Monday, 4 July 2022

Vietnam - Dong Van and the Path of Fecundity

Sunday 03 July 2022

Before we left Dong Van this morning we visited their famous Sunday market.
It was a typical bustling local market full of every imaginable item you would ever want to buy.  Many people were dressed in their ethnic clothes with beautiful velvet and embroidered fabrics.  Lovely to look at but pretty hot to wear. 
At the back, livestock were being traded.  The piglets on leads were sold and then shoved into bags squealing loudly as you can imagine.  The sacks had air holes so, once transported back home on the back of a motorbike or a basket, they would have been fattened up for a tasty supper.  This pig ended up in a basket.
Hair cut? Knives?
We headed west and stopped after 15 km at the Kings Palace.  This was the ancient northern palace of the king of Vietnam.  It is very understated and simple, in keeping with the area.  The last king of Vietnam, Bảo Đại, abdicated in 1945 and then acted as a puppet king until 1955, when he was finally ousted by a referendum that installed a Prime Minister.  It is now pretty much empty, and a tourist attraction.
Our road today, like Saturday, was mountain snaky passes pretty much all day long.  Slow going but fun to stop and photograph.
After lunch, we stopped by the Lùng Tám hemp cooperative.  This government supported compound showcases the hemp cloth industry and aims to retain local traditional skills.  It’s a long process to get to a hemp mat.  The stems of the hemp plant are stripped, pounded in a mortar, then split and twisted by hand.  Women twist hemp as they walk to make use of the time to/fro market etc.  Once twisted it is wound onto spindles, with lumps smoothed out using the bamboo cane (expertly demonstrated by JC below).  Next it is stretched on a cane frame then soaked for 4 hours to soften it.  It may then be dyed.  Now it is ready to be woven into fabric.  Once the material is completed it can be smoothed using a seesaw arrangement of a large stone balanced on the rolling log (inexpertly demonstrated by me).  Not as easy as it sounds.

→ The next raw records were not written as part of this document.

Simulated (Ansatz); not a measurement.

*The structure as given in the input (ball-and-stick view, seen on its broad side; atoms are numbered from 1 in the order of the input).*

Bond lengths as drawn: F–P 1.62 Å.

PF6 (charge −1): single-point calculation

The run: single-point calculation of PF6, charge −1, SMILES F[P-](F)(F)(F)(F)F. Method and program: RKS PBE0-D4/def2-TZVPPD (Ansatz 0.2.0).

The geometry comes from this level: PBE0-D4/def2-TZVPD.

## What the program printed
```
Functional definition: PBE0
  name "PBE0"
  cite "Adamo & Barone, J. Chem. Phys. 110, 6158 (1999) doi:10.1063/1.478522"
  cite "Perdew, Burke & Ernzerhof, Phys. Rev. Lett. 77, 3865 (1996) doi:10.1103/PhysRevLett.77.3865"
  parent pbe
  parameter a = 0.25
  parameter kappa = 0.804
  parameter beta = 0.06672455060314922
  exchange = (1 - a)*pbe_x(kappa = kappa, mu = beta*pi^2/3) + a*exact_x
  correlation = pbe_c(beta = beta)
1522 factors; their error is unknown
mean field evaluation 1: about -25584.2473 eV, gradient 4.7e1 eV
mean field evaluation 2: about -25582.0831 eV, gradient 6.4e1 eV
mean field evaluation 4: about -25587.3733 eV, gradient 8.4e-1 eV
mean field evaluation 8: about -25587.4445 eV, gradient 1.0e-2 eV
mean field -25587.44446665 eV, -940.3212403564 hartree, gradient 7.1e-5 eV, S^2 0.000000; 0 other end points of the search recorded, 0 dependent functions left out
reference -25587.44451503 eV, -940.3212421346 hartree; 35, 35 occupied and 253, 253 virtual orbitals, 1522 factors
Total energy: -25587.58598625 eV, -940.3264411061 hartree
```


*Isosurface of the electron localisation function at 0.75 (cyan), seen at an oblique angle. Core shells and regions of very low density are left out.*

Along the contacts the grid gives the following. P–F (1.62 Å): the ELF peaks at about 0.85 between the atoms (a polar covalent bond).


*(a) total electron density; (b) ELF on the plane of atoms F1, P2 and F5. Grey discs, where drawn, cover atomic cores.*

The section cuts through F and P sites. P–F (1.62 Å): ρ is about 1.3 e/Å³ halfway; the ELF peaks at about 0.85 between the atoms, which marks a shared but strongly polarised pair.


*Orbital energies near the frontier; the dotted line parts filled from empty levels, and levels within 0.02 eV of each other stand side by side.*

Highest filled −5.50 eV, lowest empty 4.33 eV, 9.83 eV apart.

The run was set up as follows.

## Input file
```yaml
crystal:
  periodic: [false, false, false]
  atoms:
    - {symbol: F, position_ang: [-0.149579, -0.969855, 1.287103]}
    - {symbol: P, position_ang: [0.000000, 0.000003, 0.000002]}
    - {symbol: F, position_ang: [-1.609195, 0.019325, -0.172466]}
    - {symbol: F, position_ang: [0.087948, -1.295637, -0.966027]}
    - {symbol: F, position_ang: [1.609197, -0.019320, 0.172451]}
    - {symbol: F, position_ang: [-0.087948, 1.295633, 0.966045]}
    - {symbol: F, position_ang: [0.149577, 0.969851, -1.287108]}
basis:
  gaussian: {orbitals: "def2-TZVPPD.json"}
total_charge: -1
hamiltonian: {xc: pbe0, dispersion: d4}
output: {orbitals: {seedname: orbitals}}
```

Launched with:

We stopped a few more times at vistas.  We climbed this viewpoint to see the Fairy’s bosom, named in memory of the fairy who came to earth and fell in love with a human and had a child.  They were incompatible from the heaven/earth point of view so she had to return heavenward and left her breasts behind to feed the child and comfort the man.
This road from Dong Van, known as the path of fecundity, passes through Heavens Gate.  This narrow pass, at one stage, was gated off by a local chief determined to control access.  But now it is simply a high, narrow pass.  We stayed arrived at our home stay in Ha Giang just as the sun was setting.  Such a beautiful vista overlooking paddy fields.